Wednesday, June 1, 2011

Divine Empire - Nostradamus (2003)

Metal music has long been like a nursery school child's playroom clay, constantly pounded away at until all of the characteristics become dulled and indistinguishable from that of the next tyke. As sad as it is to hear, this is most often the case within the more extreme ends of the genre, namely death and black metal, and Divine Empire is yet another (unwitting) culprit of the form. Their first two albums were not half-bad, possessing at least a few moments of compensation for the time spent examining their contents, but the buck stopped upon the third full-length Nostradamus, an album I feel hard pressed to distinguish from several of its peers. If you told me this was a new Morbid Angel, Hate Eternal or even Malevolent Creation CD, I would be forced to agree with you until seeing contrary evidence.

It's got the same mix of blasted hostility and percussive grooving that the last did, but also too often reminds me of something Morbid Angel might have written on Domination, Gateways to Annihilation or Formulas Fatal to the Flesh. The downtuned guitars are so overt here that they often remind me of Korn or Mudvayne when they hit a breakdown, even if the chugging structures are not quite the same. Some of the songs, like "They Rise" are so chocked with vapid and disinterested chugging rhythms that I find them almost torture to sit through, leaving the album to survive on its faster, octave fueled rhythms akin to Hate Eternal's Conquering the Throne. Divine Empire was on its third drummer in three albums here, with Duane Timlin (of numerous other acts) stepping in to replace Alex Marquez, who apparently had some fallout with Jason Blachowicz resulting in the ode "Cuidate del Traidor", with some less than flattering, and frankly sucky lyrics. In fact, all of the lyrics on Nostradamus are pretty weak, another area in which the Floridians fail to really stand out...

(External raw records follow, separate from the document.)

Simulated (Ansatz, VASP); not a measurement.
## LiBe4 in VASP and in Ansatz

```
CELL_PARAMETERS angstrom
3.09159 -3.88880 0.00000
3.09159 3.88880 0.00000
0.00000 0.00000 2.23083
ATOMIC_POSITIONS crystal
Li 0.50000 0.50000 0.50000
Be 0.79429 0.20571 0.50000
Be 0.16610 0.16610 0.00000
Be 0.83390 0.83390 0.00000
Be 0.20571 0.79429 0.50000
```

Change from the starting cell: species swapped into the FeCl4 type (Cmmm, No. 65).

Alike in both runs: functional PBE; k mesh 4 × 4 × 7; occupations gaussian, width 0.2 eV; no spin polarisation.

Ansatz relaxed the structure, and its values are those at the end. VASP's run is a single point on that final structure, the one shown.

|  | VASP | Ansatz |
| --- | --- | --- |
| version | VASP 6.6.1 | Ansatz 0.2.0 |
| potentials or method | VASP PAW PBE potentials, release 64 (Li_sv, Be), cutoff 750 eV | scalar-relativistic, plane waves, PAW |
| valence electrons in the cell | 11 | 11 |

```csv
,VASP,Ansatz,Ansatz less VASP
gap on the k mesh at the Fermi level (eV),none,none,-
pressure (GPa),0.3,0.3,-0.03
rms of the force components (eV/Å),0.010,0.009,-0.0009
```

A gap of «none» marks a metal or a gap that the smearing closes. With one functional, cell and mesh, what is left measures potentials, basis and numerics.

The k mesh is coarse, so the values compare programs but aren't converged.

So, with bass too loud, dearth of staying power in almost every track on the album, and lyrics that are little more than poop, is there any reason to be excited over this album? Certainly not the dull ass cover art. In truth, there are a handful of tracks which pummel enough of a solid death/thrashing that you won't yawn too much: "Season of Extinction", "Basher" and "Cuidate del Traidor", but even these I wouldn't mistake as the kind I'd want to experience repeatedly. I kept hanging on, knuckles white for that one explosion to justify this album's existence, and it never arrived. Nostradamus suffers from that 'me too' syndrome which is especially noxious within the folds of 21st century death metal: not enough brutality to outdistance its contemporaries, not enough songwriting ability to muster even cult classic status. Doesn't suck. Doesn't succeed. There is simply nothing to see here, and it's time to move along.